Please
note:
This article is about removing and installing bicycle pedals. If you’re
looking for information on installing cleats for clipless pedal shoe
systems like Look, Shimano, Speedplay, Time, etc., go here
Required
tools:
There are special pedal wrenches available that are long for optimum
leverage and have thin jaws to fit onto narrow pedal axles for a good
purchase (Park Tool's
pedal wrench, which I use and recommend is shown in the picture
on the bottom of this page).
Depending
on what type of pedals you have, you might be able to use a regular
combination wrench instead (most pedals are 15mm). Note that some pedals
are installed and removed with an Allen wrench inserted into the end
of the threaded end of the pedal axle. Youll need one with a long
handle like this.
Or, you can slip a piece of tubing or pipe over a regular Allen to lengthen
your wrench and improve the leverage you have.
The
most common reason to remove pedals is to upgrade or to switch a pair
from one bike to another. You usually must remove the pedals when you
ship your bicycle in a bike
box, too.
Pedal
removal and installation is trickier than it looks.
Because pedal axles are usually made of steel and crankarms are usually
aluminum, theres the possibility of the hard pedal threads stripping
the soft aluminum ones during pedal installation.
Also, pedal threading is unusual and confusing. The right (drivetrain
side) pedal has regular threading (clockwise turns tighten it; counterclockwise
turns loosen it). The left, however, is the opposite. Whats more,
pedals are often attached to the crankarms super tightly, which can
make removal quite difficult.
It
was the "father of the bicycle," James Starley who invented
the reverse-threaded left pedal. Until this innovation, left pedals
would unscrew and fall off. Their reverse threading fixed the problem.

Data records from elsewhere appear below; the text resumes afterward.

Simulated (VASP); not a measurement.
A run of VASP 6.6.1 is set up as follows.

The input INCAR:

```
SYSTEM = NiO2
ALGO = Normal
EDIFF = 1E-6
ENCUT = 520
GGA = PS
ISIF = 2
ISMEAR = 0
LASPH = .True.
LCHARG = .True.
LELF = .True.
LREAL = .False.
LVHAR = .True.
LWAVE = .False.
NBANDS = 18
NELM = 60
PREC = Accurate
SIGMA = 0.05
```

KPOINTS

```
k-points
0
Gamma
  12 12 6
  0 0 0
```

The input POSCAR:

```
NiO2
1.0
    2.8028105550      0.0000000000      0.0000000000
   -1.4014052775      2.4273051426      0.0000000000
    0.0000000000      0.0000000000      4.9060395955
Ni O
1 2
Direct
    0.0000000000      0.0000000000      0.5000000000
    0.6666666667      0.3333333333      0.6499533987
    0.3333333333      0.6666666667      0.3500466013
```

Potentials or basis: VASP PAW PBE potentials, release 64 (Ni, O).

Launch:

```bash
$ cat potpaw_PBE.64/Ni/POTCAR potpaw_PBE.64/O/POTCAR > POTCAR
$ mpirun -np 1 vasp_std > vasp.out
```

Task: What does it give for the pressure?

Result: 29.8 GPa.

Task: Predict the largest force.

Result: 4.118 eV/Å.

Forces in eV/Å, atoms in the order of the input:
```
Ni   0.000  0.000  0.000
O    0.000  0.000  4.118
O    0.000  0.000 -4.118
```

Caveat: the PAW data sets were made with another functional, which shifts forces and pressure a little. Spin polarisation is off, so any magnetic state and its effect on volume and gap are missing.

Heres my video on pedals. Click to watch the show full size on YouTube.
Removal:
Most pedals have flat spots on the axle near the crankarm for the wrench
to grip. If you dont see any flats, your pedal probably requires
an Allen wrench, in which case, the hole for the tool will be in the
end of the pedal axle, on the inside of the crankarm.
Safety
tip: If your bike has more than one chainring, before trying to
loosen pedals, shift onto the large chainring. This ensures that if
you slip when working on the pedals, as I’ve seen happen to a
few mechanics, you wont slam your hand or wrist directly into
the chainring teeth, which results in a nasty injury since the teeth
are typically extremely sharp and also quite greasy.
There
are 3 secrets to easy pedal removal: 1. Turn the wrench the right way (to loosen
the right and left pedal, the wrench is turned towards the back of the
bike). Note that if you turn it the wrong way first you can make it
even harder to remove the pedals because you tightened them even more
first! 2.Position the wrench alongside the crankarm
for optimum leverage. When its right, youll be able to push
toward the crankarm, scissors style (photo right). If this isnt
possible with your wrench, try a different type. 3.Use a pedal wrench with a long handle or
attach a cheater bar, such as a length of pipe, over your
wrench.
How to deal with stuck or frozen pedals
If you try all these steps and simply can’t get the pedals off,
here are some ways to extract even the stubbornist of pedals: 1. Use a penetrant like Liquid Wrench. If you have
the time to wait for it to work, apply Liquid Wrench to the pedal threads.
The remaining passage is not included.